The "Collective Code Ownership" trap

Extreme Programming (XP) advocates collective code ownership — everyone owns everything and can change anything. This is powerful for a small, co-located, highly disciplined XP team. It is catastrophic at scale in a large organisation where it becomes a rationalisation for nobody owning anything.

→ Deep Dive: Diffusion of Responsibility → Deep Dive: Team Topologies

The DORA Metrics — Measuring Team Effectiveness

The DevOps Research and Assessment (DORA) metrics are the industry-standard measures of software delivery performance.
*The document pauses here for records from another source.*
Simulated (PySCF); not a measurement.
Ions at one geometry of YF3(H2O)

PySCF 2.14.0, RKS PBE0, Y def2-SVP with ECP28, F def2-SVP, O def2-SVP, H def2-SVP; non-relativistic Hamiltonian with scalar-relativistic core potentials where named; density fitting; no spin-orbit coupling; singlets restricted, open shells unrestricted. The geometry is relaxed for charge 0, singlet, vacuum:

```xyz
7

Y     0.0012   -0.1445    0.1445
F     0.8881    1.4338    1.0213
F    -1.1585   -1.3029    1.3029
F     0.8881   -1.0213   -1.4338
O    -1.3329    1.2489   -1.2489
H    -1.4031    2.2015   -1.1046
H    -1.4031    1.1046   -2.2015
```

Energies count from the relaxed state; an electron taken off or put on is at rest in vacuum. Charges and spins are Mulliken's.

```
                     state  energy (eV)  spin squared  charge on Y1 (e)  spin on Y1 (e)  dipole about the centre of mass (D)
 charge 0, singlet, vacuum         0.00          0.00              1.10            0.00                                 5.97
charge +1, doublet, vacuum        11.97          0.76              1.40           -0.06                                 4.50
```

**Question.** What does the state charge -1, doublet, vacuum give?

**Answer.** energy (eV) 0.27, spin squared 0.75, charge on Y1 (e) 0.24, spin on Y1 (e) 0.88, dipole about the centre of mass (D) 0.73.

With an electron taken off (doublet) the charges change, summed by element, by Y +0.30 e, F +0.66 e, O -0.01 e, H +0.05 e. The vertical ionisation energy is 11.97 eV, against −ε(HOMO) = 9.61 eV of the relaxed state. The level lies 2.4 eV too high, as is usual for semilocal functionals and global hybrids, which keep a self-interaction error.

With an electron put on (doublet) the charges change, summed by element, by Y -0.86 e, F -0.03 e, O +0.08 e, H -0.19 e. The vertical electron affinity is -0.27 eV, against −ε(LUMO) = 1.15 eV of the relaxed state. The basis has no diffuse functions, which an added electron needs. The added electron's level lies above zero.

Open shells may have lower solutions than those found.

Metric	What it measures	Elite performers
Deployment Frequency	How often code is deployed to production	Multiple times per day
Lead Time for Changes	Time from code commit to production	Less than 1 hour
Change Failure Rate	% of deployments causing incidents	0–15%
Time to Restore Service	Time to recover from a production failure	Less than 1 hour

Why DORA matters for Principal Engineers

Principal Engineers are expected to move the needle on DORA metrics for their engineering organisation — not by working harder themselves, but by reducing systemic impediments (slow CI, cumbersome review processes, missing feature flags, poor observability) that affect all teams.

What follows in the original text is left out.